By Selena Li and Sumeet Chatterjee

HSBC headquarters is seen at the financial Central district in Hong Kong, China, September 6, 2017. REUTERS/Bobby Yip/File Photo

HONG KONG (Reuters) - HSBC (HSBA.L) on Wednesday said it aims to save $1.8 billion in costs by the end of next year, as its new CEO revamps the bank to boost profit while navigating mixed interest rate policies and profound geopolitical changes.

The Asia-focused lender booked earnings for 2024 that beat market expectations and announced a new $2 billion share buyback which it plans to complete before its next earnings filing.

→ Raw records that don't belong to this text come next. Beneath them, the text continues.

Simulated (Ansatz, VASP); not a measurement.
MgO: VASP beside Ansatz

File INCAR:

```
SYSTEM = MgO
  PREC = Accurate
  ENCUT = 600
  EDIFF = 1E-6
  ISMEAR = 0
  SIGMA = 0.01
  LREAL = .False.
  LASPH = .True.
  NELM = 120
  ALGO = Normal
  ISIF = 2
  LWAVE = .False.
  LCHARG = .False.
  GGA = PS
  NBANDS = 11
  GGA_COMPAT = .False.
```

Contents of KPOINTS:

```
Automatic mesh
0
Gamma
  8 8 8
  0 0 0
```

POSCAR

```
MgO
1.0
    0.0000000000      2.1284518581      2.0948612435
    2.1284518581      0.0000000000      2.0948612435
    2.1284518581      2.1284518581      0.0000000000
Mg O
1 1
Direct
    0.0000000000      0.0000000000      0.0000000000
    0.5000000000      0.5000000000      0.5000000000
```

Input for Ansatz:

The figures comes as CEO Georges Elhedery pushes ahead with a costly revamp just as the outlook is muddied by divergence in global interest rate policies, with the euro zone having room to cut rates, the U.S. holding steady and Japan expected to raise.

The bank, which earns bulk of its revenue and profit in Asia, said its 2024 performance came against the backdrop of "significant geopolitical uncertainty, heightened by numerous and consequential elections across the world".

Sino-U.S. tension is a concern for investors in HSBC which counts China as a key market where it has deployed billions of dollars over the past few years. That concern has intensified since the return to the White House of a president who, in his first tenure, implemented a series of anti-China trade policies.

Elhedery became HSBC CEO in September and has since been working to boost returns and intensify the London-headquartered bank's focus on Asia, where it earns the bulk of its profit.

HSBC reported profit before tax for 2024 of $32.3 billion, as income withstood the impact of falling interest rates. That compared with $30.3 billion a year earlier and the $31.7 billion average of analyst estimates compiled by the bank.

The bank said that it aimed for about $300 million in cost reduction in 2025, with a commitment to an annualised reduction of $1.5 billion in cost base by the end of 2026.

"We have renewed vigour in finding the efficiencies that will optimise our resource allocation, be that geographical, business line or balance sheet," Elhedery said in the bank's earnings statement.

"This will enhance the way we actively and dynamically manage costs and capital, and target investments."

HSBC's Hong Kong-listed shares rose after the earnings announcement by as much as 1.8% to HK$88.8, its highest since February 2011. The broader market (.HSI) was down 0.4%.

COST-CUTTING MEASURES

HSBC's headcount fell 3% last year and its staff bonus pool hardly changed from the year earlier as Elhedery sharpened focus on costs, the bank also said on Wednesday.

"Plans to trim personnel expense by 8% over 2025 and 2026 are positive but I don't see a lot of new eye-catching overhaul or cost cutting measures in the release," said Senior Equity Analyst Michael Makdad at Morningstar.

"That's not necessarily a bad thing - increasing efficiency at a bank like HSBC is a matter of many small and midsize details that have to be well coordinated."

HSBC said it aimed for a performance target of a mid-teens return on average tangible equity for each year from 2025 to 2027, while noting the outlook for interest rates is volatile and uncertain in the medium term.

For 2024, wealth and personal banking, its biggest earner, delivered $12.2 billion in profit before tax, a 5.2% rise from a year earlier, as it won new customers and sold more wealth management products.

Profit in global banking and markets rose nearly 27% to $7.1 billion, HSBC's earnings filing showed.

HSBC also said it will pay a fourth interim dividend of $0.36 a share, resulting in a total of $0.87 for 2024, which includes a special dividend of $0.21 for the disposal of its Canadian business.

Elhedery, a career HSBC insider promoted from the CFO role, has moved faster than some analysts and investors expected to shake up the bank by slashing the ranks of senior managers and reorganising operating divisions along East-West lines.

He cut the mergers-and-acquisitions and equity capital markets teams in Europe and the Americas in the bank's biggest investment banking retrenchment in decades, accelerating a pivot toward Asian markets.